Introduction
I recently had to set up a PySpark pipeline that performed a number of data transformations (dimensionally reducing the data to focus on rollups of factors we wanted to target and streamline for downstream querying and analysis). Writing tests for this was not immediately intuitive. In the end, the pattern follows that of most pytest
tests that you would see in a standard Python library, though. This post documents a simplified, generic example of a pipeline job and how to break apart step transformations and test them independent of the parent operation’s complete step flow.
Main function overview
The generic method will have a few key steps. First it will format a query, then it will submit the query (with spark.sql
) and return a Spark DataFrame with the result. At that point, it will run a series transformations on the DataFrame and, finally, it will write the results to some parameterized destination (which in production might be an S3 bucket, for example).

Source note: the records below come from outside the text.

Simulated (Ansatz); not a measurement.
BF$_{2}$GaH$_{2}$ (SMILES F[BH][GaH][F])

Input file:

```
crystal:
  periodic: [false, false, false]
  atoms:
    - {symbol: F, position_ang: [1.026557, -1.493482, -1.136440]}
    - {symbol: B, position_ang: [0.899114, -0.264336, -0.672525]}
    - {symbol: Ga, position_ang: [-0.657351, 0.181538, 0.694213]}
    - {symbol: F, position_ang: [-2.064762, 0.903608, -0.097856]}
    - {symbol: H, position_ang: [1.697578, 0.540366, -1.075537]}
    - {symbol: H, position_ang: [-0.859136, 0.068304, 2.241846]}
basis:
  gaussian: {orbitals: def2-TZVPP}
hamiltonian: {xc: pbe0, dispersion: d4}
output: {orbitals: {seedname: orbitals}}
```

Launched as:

We can describe the steps involved with the following pseudocode:
def main(params):
format_query
run_query
transform_step_1
transform_step_2
write_result
Main function steps details
Fleshing this out, we can describe the format_query
step with the following method:
def _create_query_str(query_param: str):
"""Format and return sql string template with filtering parameter values."""
return """
SELECT foo, bar, partition
FROM example.table
WHERE bazz >= '{}'
""".format(query_param)
Here, we have a SQL query that can be formatted with parameters supplied to the main()
method.
Next we have to make the query by submitting it with spark
:
def _run_query(fomatted_sql_query: str):
"""Run sql query and return spark dataframe."""
return pyspark.sql(fomatted_sql_query)
This step will be patched in unit tests to avoid actually querying the database. In its place, a fixture representing a subset of data that matches the database schema will be supplied instead.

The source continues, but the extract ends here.